So Tiger Woods fails for the first time to win a major championship when holding the lead after 54 holes. And I was disappointed to watch it happen. Part of me feels like all Minnesotans should apologize to Tiger, for creating a course that had greens that were so difficult for him to read the last two days. It wasn't you Tiger, it was us. It'd be the Minnesota Nice thing to do.
I'm not really sure why I enjoy watching golf a lot more when Tiger wins. An old CBS sports producer once said that golf is the only sport where you cheer for the favorite and root against the underdog. Except I sort of go against that as well.

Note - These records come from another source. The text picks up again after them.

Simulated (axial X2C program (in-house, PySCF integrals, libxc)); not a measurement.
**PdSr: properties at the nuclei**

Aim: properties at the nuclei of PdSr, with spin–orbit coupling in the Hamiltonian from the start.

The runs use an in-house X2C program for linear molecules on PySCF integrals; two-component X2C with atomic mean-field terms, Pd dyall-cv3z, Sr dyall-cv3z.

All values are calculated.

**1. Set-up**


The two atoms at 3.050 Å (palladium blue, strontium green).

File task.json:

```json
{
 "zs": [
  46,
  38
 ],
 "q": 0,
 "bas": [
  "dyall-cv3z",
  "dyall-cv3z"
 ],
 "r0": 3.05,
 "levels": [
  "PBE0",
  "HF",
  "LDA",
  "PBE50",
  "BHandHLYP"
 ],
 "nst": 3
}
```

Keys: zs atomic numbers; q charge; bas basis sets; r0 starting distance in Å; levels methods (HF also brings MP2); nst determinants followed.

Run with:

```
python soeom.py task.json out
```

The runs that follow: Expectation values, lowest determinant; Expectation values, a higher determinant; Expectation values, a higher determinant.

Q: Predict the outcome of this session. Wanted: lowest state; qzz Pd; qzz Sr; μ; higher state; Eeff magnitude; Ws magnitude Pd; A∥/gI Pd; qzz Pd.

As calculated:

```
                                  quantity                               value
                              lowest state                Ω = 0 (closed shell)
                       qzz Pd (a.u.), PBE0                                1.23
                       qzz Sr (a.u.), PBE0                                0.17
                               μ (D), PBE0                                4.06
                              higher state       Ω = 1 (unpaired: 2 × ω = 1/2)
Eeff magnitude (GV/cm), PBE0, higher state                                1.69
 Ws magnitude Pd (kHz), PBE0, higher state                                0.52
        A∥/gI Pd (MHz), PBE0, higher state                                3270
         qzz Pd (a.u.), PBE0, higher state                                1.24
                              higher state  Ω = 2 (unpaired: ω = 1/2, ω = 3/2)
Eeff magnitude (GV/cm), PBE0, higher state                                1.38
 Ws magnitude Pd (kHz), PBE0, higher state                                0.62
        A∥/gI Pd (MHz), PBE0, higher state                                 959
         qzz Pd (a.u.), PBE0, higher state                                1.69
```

Even when I don't have any rooting interest in an event, I usually cheer for the favorite. If I think back to the great sports upsets, I was often pulling against the underdog. Villanova-Georgetown in the 1985 NCAA Finals. Wanted the Hoyas. Miami vs. Nebraska in the 1984 Orange Bowl, I wanted the powerhouse farmboys to win. Douglas vs. Tyson, I wanted Iron Mike and his sociopathic tendencies. I was not that upset when Tom Watson lost the British Open.
If I'd have been older, I probably would have pulled for the Soviets against the Americans in the 1980 Olympic hockey game and again been cursing Minnesotans for contributing to a historic moment. Fortunately, I never had to choose between pulling for David or Goliath because I'd have probably wanted the big guy to win.
Why is this? I love uplifting, heartwarming underdog stories as much as the next person. When it comes to writing, they're almost always more interesting to write about, and favorites are much more interesting to write about when they lose. For example, the stories about Tiger's loss will be more compelling than the same old ones we read after his victories. And it's not like I pull for the bully in literature or after-school specials.
So why do I usually pull for the favorite? There's probably some psychological reason that has nothing to do with sports, but I have no idea.
With Tiger, especially, I love the dominance. I loved the 14-14 record when leading after three rounds of a major. I love that he'd only lost three times in his entire career from that position. When Tiger's not in a tournament I don't really care much about golf. When he's in it - and in contention - I'll watch every hole and listen to every Jim Nantz pun. So while I appreciate how cool a story Y.E. Yang is, I was disappointed when he drilled the eagle chip today and nailed the approach shot on 18. As I told someone else, if I had been around in 1941, I wouldn't have been pulling for the pitcher in DiMaggio's 57th game, so I don't feel too guilty about pulling against an underdog such as Yang.
I'm sure I'll eventually pull against Tiger. When he's 53, and hasn't won in six years, and no one thinks he can win, and he's about to pull off the greatest upset in golf history by winning the Masters against overwhelming odds, and even those people who hated how much he won in his prime are cheering for him...yeah, I'll probably root against him then.
Until then, I want him winning every event. And crushing all underdogs.